Irving Berlin wrote a famous song called "There's No Business Like Show Business." While Irving was definitely a genius songwriter, it seems he probably didn't spend a lot of time trading. As it turns out, active trading is actually quite similar to show business. How so? Just have a look at these hard-learned lessons from the hills of Hollywood and see how they apply to the world of Wall Street.
Beware the buzz
Michael Cimino directed one of the most iconic and revered films of the 1970s: The Deer Hunter. After it won five Academy Awards (including Best Picture and Best Director), Cimino's next movie was highly anticipated. Yet that film, 1980's Heaven's Gate, is now known as one of the worst financial disasters in movie history. Estimates have put the film's budget at $44 million, and its initial domestic earnings at a staggeringly low $3.5 million.
There have been many buzzed-about IPOs and must-own stocks that have turned out to be duds, but the Heaven's Gate of them all has to be Pets.com. It hit a high of $14 but plummeted—and then plummeted even more—all the way to a low of 22 cents.
Hype and hope can only get a film or stock so far. A sound trading strategy is usually an informed one so don't forget to do your own research before you believe the buzz.
Sectors are like genres
Remember Clint Eastwood back when he was The Man With No Name? He thrived in Westerns, the former king of cinematic genres. Now the Western is out of fashion, as superhero films are dominating the nation's theaters.
Sectors aren't so different. In fact, a recent Schwab Sector Views article notes that "over the past 20 years, the consumer discretionary sector has, on average, outperformed the market in November, but then underperformed in both December and January."

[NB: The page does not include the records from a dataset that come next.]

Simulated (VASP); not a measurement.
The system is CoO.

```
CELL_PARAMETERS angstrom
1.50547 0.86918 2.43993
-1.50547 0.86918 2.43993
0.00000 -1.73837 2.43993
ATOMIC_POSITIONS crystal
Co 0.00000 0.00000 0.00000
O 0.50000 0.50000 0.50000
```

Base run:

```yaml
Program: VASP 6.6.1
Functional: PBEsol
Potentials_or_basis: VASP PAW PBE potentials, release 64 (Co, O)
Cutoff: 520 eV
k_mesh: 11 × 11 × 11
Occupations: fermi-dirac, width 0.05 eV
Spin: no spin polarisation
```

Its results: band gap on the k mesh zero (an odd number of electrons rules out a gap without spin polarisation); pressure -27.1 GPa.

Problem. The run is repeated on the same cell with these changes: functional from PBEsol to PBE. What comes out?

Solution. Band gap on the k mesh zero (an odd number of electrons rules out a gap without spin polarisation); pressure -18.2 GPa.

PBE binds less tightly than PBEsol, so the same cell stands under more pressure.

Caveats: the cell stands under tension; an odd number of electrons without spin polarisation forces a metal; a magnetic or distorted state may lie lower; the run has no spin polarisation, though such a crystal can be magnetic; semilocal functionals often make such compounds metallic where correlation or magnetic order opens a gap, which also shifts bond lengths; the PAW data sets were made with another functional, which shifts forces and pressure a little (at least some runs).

That's not to say there still aren't good Westerns released these days, or that there aren't good stocks in the consumer discretionary sector during the holiday months. But even if you're not looking to follow the crowd, it's good to be aware of what sectors are in, and which ones are out. In the end, consider looking at both the micro (in this case, the individual stock) as well as the macro (the industry as a whole) so you might get a better picture of the performance.
The problem with sequels
Every so often a director comes along, puts together a great cast, and shoots a great movie. Everyone wants more. So they make a sequel. Same director, pretty much the same cast, and it's a continuation of the same story. What happens? Seems like half the time it's a success, and the other half it's a flop. It's a roll of the dice. But sometimes Hollywood can have quite the appetite for risk, even making sequels to sequels. Eventually, the hits become misses.
Trading strategies and stocks can be maddeningly similar: you do a little technical analysis to get your levels in mind, and you get into a trade. By the time you're out of it, you've netted a healthy profit. Understandably, you try it again, looking for a successful sequel. But this time, you come out with a loss. It happens, and there's a reason why "past performance does not guarantee future results" is such a common disclaimer in the world of finance.
Fundamental research (including historical data) can be very valuable, but just because something has worked in the past does not mean it will again. Treat each trade like a new one. Build on what experience has taught you but don't rule out fresh approaches. There are millions of great movies that haven't been made yet. Likewise, there are probably just as many great trades that haven't been executed yet. So as you look ahead in your trading plan, ask yourself how many sequels you'll be seeing in the near future, and how they're likely to perform.
Sometimes the book, or the product, is better
The Scarlet Letter by Nathaniel Hawthorne has a permanent place in the top tier of the American literary canon. The 1995 film of the same title, on the other hand, can probably be purchased at an area gas station for 99 cents. There are countless other examples of film adaptations that have tanked. And while some of the reasons why can be complex (such as nuanced directorial choices), there are some cases where a movie is just poorly made and the producers are hoping to get by on the title alone.
Likewise, the quality of a company's product is not necessarily indicative of the quality of its stock. You may love what the company produces, but its stock may not yield such pleasing results. When you're thinking of entering a trade, keep your emotions and warm feelings for a company's services or products at bay. Look at the numbers. Look at the data. Look at the stock and then decide if you're about to execute a blockbuster trade, or the flop of the year.
Of course, sometimes it's not about how good a film is, or about how successful a trade is. Sure, it'd be nice if every film you saw was worthy of an award. And it would be great if every trade you executed put a healthy profit in your account. But it's unlikely that's going to happen every single time.
And that's okay. Because sometimes—a lot of times—it's just nice to go to the movies, no matter what you see. And maybe that's the best parallel right there: a lot of times, it's just great to be a trader, being in charge, and charting your own course.